First things first, let’s lay out what event swag really is. Swag or schwag, as some say, is known as promotional items or goods given to people who attend or participate in an event. Now that that’s out of the way, let’s get to it.
Event swag has seen some highs and lows in the event industry. In the early 2000s, people would attend a party just for the gift bag. (They were that good.) Companies would seemingly try to one up the next on which could create the better swag. Then, brands started giving away items just for the sake of giving them away…and most swag went unused — irrelevant samples, cheap tchotchkes, garishly-branded items, coupons, etc. (What are you supposed to do with a coupon at an event?) So, sadly event swag sort of disappeared.

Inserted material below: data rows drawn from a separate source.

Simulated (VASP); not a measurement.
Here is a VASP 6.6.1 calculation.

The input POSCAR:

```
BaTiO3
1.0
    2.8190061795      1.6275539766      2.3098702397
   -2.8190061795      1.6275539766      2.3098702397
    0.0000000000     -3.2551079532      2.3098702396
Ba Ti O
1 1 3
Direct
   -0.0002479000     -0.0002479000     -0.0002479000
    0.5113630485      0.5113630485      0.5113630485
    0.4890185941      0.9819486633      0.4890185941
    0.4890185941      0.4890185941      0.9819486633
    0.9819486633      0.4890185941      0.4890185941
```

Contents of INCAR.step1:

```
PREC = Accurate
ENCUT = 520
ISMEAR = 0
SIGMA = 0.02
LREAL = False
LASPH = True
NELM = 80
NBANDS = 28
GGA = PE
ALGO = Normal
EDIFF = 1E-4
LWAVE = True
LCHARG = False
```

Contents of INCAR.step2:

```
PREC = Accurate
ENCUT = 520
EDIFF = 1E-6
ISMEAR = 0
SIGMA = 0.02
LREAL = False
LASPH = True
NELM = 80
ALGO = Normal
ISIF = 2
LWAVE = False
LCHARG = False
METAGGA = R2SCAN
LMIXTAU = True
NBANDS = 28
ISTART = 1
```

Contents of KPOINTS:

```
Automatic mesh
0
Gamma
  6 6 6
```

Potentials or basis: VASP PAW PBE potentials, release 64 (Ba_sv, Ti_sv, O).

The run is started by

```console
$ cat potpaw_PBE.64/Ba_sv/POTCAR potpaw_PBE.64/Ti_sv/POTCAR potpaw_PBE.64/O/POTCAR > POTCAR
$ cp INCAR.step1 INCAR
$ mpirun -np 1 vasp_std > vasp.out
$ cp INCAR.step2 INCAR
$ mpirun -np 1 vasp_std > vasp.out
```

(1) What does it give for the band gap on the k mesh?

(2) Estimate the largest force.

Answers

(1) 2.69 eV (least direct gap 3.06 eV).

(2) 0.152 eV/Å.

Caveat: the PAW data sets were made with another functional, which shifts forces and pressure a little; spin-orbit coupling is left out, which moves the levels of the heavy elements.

In recent years, free promotional products are back on the rise. In a culture that is oversaturated with consumer goods, brands are trying to create experiences for the customer that will keep them coming back. So, there’s no harm in giving consumers or event attendees an awesome free gift — it’s actually a great move to build brand awareness, ignite a call to action, or simply say thank you for your loyalty.
Typically, the purpose of giving away swag is for the recipient to reuse it in a way that others see it and talk about it. (Continue the discussion, if you will.) That goal is usually accomplished when the swag gifted is practical and actually reusable. Here are some examples of good swag:
- Subtly branded umbrella — Fact: it rains everywhere and everyone always needs an umbrella
- Notebook and pen — While a little old school, a good notebook and pen are always useful
- The actual product you’re launching — If the goal of your launch event is to continue the conversation, attendees should most definitely walk away with that product
- Portable charger — In the digital age, we can’t think of a better gift
- Portable speaker — Perfect for a music-themed event
Swag Isn’t for Everybody
(A GENIUS IDEA)
Ok, so we’ve been over the fact that some event swag is useful and some of it is most definitely toss-able. (When will brands learn?)
“You can never have enough free stuff. Until you do.”
In 2016, Hershey relaunched its Take 5 candy bar at SXSW and produced an activation called the Swag Exchange. Attendees swapped free swag they didn’t want for stuff they actually did, like flasks, portable iPhone projectors, dinner reservations, and gift cards. On top of that, Hershey did a little good and donated the traded-in goods to Austin-based charities. As a result, the activation saw over 18.5 million media impressions and Hershey’s gave over 5,000 products to charity. Win. Win.